Euro Panic Almost Over: Now's the Time to Buy Cheap, But Buy Modestly

by: Chris Damas

There have been many, many market panics over history. Last week's plunge in global markets has all the earmarks of a classic Panic, which will be quickly reversed and provides a buying opportunity.

It is likely market history books will be dubbing it the "Greek Panic" but since Greece is only the catalyst for a broader eurozone confidence problem, I would like to call it the "Club Med Panic" or the "Euro Credit Panic". I prefer the latter, because it would appear fewer Europeans will be at Club Med this summer.

I wrote the guts of the following comments on Friday night, and see at this time (late Sunday evening EST) the Euro Cavalry is coming to the rescue and the S&P500 June futures are up over 20 points.In his excellent book "Panic Profits" written in 1994, John Dennis Brown itemizes and describes 94 US market panics that occurred between 1890 and 1990.

How do I know this is a panic?

I believe the US stock market in particular has been behind the curve on the Greek problem, which has been brewing all year. The media is now running full blown specials on the subject, whereas in March and even lately, all they fixated on was Goldman Sachs (NYSE:GS).

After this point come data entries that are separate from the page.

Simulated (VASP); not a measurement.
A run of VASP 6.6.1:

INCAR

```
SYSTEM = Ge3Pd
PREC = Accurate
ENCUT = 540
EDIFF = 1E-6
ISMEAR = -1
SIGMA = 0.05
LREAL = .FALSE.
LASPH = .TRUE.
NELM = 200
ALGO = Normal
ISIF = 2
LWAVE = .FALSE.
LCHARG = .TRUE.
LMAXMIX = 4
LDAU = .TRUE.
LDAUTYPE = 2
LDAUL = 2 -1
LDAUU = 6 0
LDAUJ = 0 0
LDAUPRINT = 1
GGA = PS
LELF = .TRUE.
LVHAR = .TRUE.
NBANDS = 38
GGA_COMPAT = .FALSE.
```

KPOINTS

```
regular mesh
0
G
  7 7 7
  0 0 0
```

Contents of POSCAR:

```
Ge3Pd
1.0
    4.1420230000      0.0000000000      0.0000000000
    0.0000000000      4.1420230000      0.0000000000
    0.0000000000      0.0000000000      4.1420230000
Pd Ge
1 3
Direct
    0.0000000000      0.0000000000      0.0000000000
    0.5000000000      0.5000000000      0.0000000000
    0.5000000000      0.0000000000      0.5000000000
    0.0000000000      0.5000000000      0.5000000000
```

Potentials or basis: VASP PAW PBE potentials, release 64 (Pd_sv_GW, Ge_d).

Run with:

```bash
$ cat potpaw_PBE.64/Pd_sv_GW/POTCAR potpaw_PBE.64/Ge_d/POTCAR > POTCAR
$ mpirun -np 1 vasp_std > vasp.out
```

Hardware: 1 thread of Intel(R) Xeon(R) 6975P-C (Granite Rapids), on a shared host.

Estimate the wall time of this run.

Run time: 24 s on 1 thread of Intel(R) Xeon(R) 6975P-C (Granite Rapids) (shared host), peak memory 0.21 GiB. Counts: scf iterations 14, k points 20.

The April jobs numbers with 290,000 in non-farm payrolls in the US today were something to cheer about. Normally that would have meant a rally. These newly employed will be buying houses and furniture, or for the pessimists, able to perhaps avoid foreclosure.
Interest rates have actually gone way down again since the crisis has been brewing and 3.50% 10 year government bond yields in the US and Canada make quality dividend-paying stocks, such as Plum Creek Timber REIT (NYSE:PCL) and BCE (NYSE:BCE), very attractive. We continue to trade these issues as we wait for signs the absolute depths of the panic have occurred.

Panics are more frequent than Bear markets, occurring on average one per year but they do tend to group together. In 1907 and 1994 there were several panic drops in one year associated with unexpected events.

Panics hit in both Bull and Bear periods although they have a different quality in each sequence.

In the current case, the Euro Credit Panic hit during a Bull market so its character is one of shock. In February of 2009, the downturn, final as it was in hindsight, had people numb due to the prior setbacks, and so the character of the panic was chronic pessimism, not shock.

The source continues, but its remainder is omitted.